The new OPEC Reference Basket of Crudes (ORB) is made up of the following: Saharan Blend (Algeria), Girassol (Angola), Oriente (Ecuador), Minas (Indonesia), Iran Heavy (Islamic Republic of Iran), Basra Light (Iraq), Kuwait Export (Kuwait), Es Sider (Libya), Bonny Light (Nigeria), Qatar Marine (Qatar), Arab Light (Saudi Arabia), Murban (UAE) and Merey (Venezuela).
Meanwhile, Market Watch reports that crude-oil prices headed lower on Thursday, suppressed by worries of an expanding supply glut after the world’s oil cartel warned that demand growth could slow.
On the New York Mercantile Exchange CLK6, -2.06% , light, sweet crude futures for delivery in May traded at $41.22 a barrel, down $0.54, or 1.3% in the Globex electronic session. June Brent crude LCOM6, -1.79% on London’s ICE Futures exchange fell $0.63, or 1.4%, to $43.55 a barrel.

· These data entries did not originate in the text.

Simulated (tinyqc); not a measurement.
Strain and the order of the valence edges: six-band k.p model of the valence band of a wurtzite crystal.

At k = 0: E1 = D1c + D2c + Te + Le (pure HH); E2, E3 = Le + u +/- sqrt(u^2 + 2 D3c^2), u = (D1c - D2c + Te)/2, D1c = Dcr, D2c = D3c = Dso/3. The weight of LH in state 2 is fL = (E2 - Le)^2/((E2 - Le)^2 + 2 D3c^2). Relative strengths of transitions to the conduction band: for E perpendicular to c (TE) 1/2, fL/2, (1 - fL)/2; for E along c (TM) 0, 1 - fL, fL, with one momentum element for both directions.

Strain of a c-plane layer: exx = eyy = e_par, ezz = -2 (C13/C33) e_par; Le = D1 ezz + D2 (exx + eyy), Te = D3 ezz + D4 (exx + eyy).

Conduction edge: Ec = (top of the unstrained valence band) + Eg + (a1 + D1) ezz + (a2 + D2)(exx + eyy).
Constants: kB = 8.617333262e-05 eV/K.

In its closely watched monthly report, the Organization of the Petroleum Exporting Countries cut its forecast for 2016 oil-demand growth by 50,000 barrels a day. Demand for the commodity will now rise by 1.20 million barrels a day to 94.18 million barrels a day, according to its projections.
The downgrade, though small, is underpinned by slower economic momentum in Latin America and uncertainties in China’s growth, OPEC said.
“There is great uncertainty as to whether weakening economic activity in Latin America and signals of a slowdown in China will be reflected in oil-demand data, especially for China,” the organization said.
China’s exports unexpectedly rose 11.5% in March from the previous year, while imports declined 7.6%, a less-than-expected drop. Crude imports rose 13% to 32.6 million tons, however, equivalent to 7.71 million barrels a day.
Much of China’s thirst for crude comes from continuing efforts to fill up strategic reserves. A growing number of private refiners, known as teapots, is also driving up imports.
“The teapots have become an indispensable part of China’s imports and they will likely get stronger as the government issues importing quotas to more of them,” said Li Li, a research director with ICIS China.
An oversupply of crude has sunk prices for nearly two years and the latest expansion in U.S. crude stocks have stoked fears the rout might last longer.
U.S. crude inventories grew 6.6 million barrels in the week ended April 8, surpassing the expected 1.8 million barrel increase. The latest addition brought commercial stockpiles to a new high of more than 536 million barrels. However, production fell below 9 million barrels a day for the first time since September 2014.
“We think inventories are a key measure of the current weak fundamental balance in the market that the traders ignore at their financial peril,” said Tim Evans, a Citi Futures analyst.
All eyes will be on the Doha meeting on Sunday in which key producers are set to discuss a possible production freeze. There is also speculation the group will delay the freeze for Iran until its output reaches pre-sanction levels.
Market views on the issue have been mixed. Some say a freeze at the recent level will allow demand to catch up. Others argue it will hardly chip away at the glut and that oil prices need to stay lower for longer to weed out weaker competitors.
“The higher prices go before Sunday, the bigger the downside risk becomes if the outcome is in some way disappointing,” said Michael Wittner, chief oil analyst at Société Générale.
Nymex reformulated gasoline blendstock for May RBK6, -0.88% — the benchmark gasoline contract — fell 85.00001 points to $1.5210 a gallon, while May diesel traded at $1.2591, 65 points lower.
ICE gasoil for May changed hands at $372.75 a metric ton, down $4.25 from Wednesday’s settlement.